Up West
Page 17
Mike O’Rouke also remembers having to make the rounds. ‘I used to do the shopping for my mum when I was old enough, using ration books. She used to tear out a little coupon, give it to me and send me to the Home & Colonial and other shops up on the Dials. She just used to point me in a direction and say, “Here’s a coupon, go up there and get that.”’
Sonia Boulter’s family were registered with Hammet’s, near the Rupert Street end of Berwick Street market. This was a provisions shop that met most needs. ‘It was a grocer’s, butcher’s, everything, and I can remember going in there with my mum, and having the ration book, and having to tick it off for butter, or bacon – everything you bought you had to tick it off. Not far from Hammet’s was the Home & Colonial, and Mum would tell us to go and get a carton of broken eggs, because broken ones were off-ration. It was a treat to have eggs.’
The deep joy of any foodstuff off-ration in those hard, hard times cannot be overestimated, as Barbara Jones recalls. ‘In Great Queen Street, off Drury Lane, where the Connaught Rooms are, there was a shop called Jack’s. You’d go down two steps in to this shop and buy a sherbet to eat with your fingers, and sometimes they used to have little lumpy, gnarly end bits of chocolate-coated toffee. We used to go in and say, “Got any sweets off the ration?” In fact, you’d go in to any shop and ask for goods off the ration.’
Cooked food bought from a shop or in a restaurant was off-ration, so pie and mash or fish and chips not only provided nourishment, but also preserved precious coupons. As an added bonus, there was probably less queuing involved and no cooking or washing up to be done.
Making a meat pie at home would involve queuing at the butcher’s for meat and lard, and probably another queue at the grocer’s for the flour to mix with the lard for the pastry: and there was no guarantee that there’d actually be any lard, flour or meat when you finally made it to the counter. It could literally take days to assemble the ingredients for a meal, and it would also take several people’s rations or weeks of hoarded coupons.
No wonder so many opted for pie and mash from a shop or market stall or cod and threepenn’orth from the local fish and chip shop. Most people ate their fish supper straight from the newspaper it was wrapped in. There is still a school of thought that says it tasted better that way.
Another way to eat off-ration was to seek out unusual food – easier done in the cosmopolitan West End than most places in Britain. Sonia Boulter remembers a very special treat: ‘Near the Bar Italia was a shop that sold just horsemeat. You’d go in there – or Mum would send us in, because they used to like children – and get a couple of steaks. And I remember seeing half-horses hanging up. I didn’t think anything of it. I used to love horsemeat: I wouldn’t dream of touching it now. It was lovely in those days, when you didn’t have any meat, it was brilliant. It was either that or no meat.’

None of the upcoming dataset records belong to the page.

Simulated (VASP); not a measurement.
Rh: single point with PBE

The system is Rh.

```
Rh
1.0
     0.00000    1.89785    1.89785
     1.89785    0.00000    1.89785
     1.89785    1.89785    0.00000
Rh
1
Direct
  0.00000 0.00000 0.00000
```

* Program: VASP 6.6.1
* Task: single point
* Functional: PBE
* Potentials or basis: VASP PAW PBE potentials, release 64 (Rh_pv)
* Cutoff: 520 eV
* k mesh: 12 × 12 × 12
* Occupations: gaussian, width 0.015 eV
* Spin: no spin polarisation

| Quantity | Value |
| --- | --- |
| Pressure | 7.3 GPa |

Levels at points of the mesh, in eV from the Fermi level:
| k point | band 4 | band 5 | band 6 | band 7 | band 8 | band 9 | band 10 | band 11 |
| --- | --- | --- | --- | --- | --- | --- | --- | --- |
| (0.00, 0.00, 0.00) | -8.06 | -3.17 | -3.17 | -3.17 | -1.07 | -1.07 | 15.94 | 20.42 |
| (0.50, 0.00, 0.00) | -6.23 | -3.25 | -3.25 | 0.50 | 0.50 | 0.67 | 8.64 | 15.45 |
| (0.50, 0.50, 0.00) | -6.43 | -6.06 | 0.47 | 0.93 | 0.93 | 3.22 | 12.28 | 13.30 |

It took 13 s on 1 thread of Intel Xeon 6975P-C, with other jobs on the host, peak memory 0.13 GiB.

‘Sometimes, when Mum couldn’t afford anything else, we’d have a soup made of milk, rice and peas, and that was a meal. Milk, because it was good for you, rice, because you got plenty of it, and peas because it was vegetables.’
Vegetables were never on ration, but of course supplies of many of them, and most fruit, dried up completely in the war. Many took a while to return, especially fruit, and what there was was often too expensive for working families – which is why the newly formed NHS started doling out orange juice for children. Shortages were less marked in the West End; most of the fruit and veg in England passed through Covent Garden market, and the local retailers – provided they got up early enough – could have their pick.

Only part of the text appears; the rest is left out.